The Artist is Not Alone
Behind the scenes and out of view, but holding at the ready, stand the artworkers.
These are the people who deliver the goods, quite literally--serving what artists hope are their best efforts up for public viewing, with correct signage and perfectly level alignments. They dot the i's, crop the edges, assuage the doubts and spec the grants, toiling in the gaps to ensure a seamlessness to the experience of viewing someone else's inspiration.

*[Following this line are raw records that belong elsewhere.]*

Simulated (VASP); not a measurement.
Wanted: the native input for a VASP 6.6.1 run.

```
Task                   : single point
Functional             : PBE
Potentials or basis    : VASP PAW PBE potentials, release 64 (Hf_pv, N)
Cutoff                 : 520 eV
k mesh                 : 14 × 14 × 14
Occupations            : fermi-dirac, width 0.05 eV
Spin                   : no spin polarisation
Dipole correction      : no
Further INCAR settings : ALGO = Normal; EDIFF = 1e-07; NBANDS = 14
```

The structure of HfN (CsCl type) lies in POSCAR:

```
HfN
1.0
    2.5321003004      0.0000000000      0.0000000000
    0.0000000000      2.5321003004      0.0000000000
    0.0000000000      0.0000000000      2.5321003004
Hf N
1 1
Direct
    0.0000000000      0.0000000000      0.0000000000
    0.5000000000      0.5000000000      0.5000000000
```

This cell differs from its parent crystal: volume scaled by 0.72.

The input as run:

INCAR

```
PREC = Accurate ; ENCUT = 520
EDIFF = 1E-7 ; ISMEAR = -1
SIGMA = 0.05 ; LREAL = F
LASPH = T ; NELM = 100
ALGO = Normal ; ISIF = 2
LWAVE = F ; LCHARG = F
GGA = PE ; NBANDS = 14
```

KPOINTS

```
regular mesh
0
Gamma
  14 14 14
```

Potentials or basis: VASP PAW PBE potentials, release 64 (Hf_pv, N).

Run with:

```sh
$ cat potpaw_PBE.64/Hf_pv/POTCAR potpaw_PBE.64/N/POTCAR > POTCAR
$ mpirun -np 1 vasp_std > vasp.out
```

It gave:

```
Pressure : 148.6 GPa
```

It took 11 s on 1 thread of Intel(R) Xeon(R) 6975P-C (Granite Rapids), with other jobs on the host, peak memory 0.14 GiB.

To the artworkers, art is much more than a job.
This exhibition highlights the work of 4 such individuals. Collectively they have clocked more than a century of engaging with others' artists' work. In capacities too numerous to list, they have helped to create what we take for granted to be the 'local art scene,' and have given of themselves in ways far too easily glossed over. Their impact on the careers of countless other artists is impossible to gauge, but not so difficult to imagine.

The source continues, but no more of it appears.